Hacker News new | ask | show | jobs
by jabl 1719 days ago
> OpenBLAS is incompatible with application threads. Most Linux distributions provide a multi-threaded OpenBLAS that burns in a fire if you use it in multi-threaded applications.

Can you explain what you mean by this? Are you saying there's a correctness issue here? I only recall running into issues with MPI, where you (typically) run one MPI rank (process) per CPU core. Then if you combine that with a multi-threaded BLAS library you'll suddenly have N^2 BLAS threads fighting over the CPU's and performance goes down the drain. The solution to this is, like you say, to use a single-threaded OpenBLAS, or then the OpenMP OpenBLAS and set OMP_NUM_THREADS=1

I guess with threads you'll have the same issue if you launch N cpu-bound threads and all those call BLAS, resulting in the same N^2 issue as you see with MPI.

1 comments

Can you explain what you mean by this?

There is a nice description of this:

https://github.com/xianyi/OpenBLAS/issues/2543

At a previous employer, we have seen various issues, including crashes, non-determinisms, etc. Usually, these issues would go away when switching to MKL.

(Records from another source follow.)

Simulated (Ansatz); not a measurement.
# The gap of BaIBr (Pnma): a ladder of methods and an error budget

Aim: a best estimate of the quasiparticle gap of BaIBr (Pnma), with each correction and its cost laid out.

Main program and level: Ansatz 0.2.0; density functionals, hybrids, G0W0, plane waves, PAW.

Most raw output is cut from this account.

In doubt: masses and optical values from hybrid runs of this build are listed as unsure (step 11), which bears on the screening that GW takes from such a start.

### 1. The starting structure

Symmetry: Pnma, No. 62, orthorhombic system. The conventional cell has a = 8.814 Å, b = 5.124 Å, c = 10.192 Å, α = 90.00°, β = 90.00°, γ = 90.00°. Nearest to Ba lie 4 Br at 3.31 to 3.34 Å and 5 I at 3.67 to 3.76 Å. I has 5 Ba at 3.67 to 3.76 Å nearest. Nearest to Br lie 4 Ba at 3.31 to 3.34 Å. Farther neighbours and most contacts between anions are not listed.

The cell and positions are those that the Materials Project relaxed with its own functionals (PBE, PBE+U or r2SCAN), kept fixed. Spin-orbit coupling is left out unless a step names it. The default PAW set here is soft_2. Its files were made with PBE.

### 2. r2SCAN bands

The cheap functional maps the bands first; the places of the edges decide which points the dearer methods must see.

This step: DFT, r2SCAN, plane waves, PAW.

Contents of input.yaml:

One of the more painful issues is hanging (lockup) at full CPU usage. At my workplace, initially we introduced a timeout to workaround the hang while trying to determine the cause of the hang. It happened within multithread R code. Various build flags for OpenBLAS have been tried to no avail. Setting OPENBLAS_NUM_THREADS=1 surely makes the problem go away, at the expense of performance.

That R code has since been ported to Python, but we faced the same issue again when using ThreadPoolExecutor, so we had to change it into ProcessPoolExecutor instead.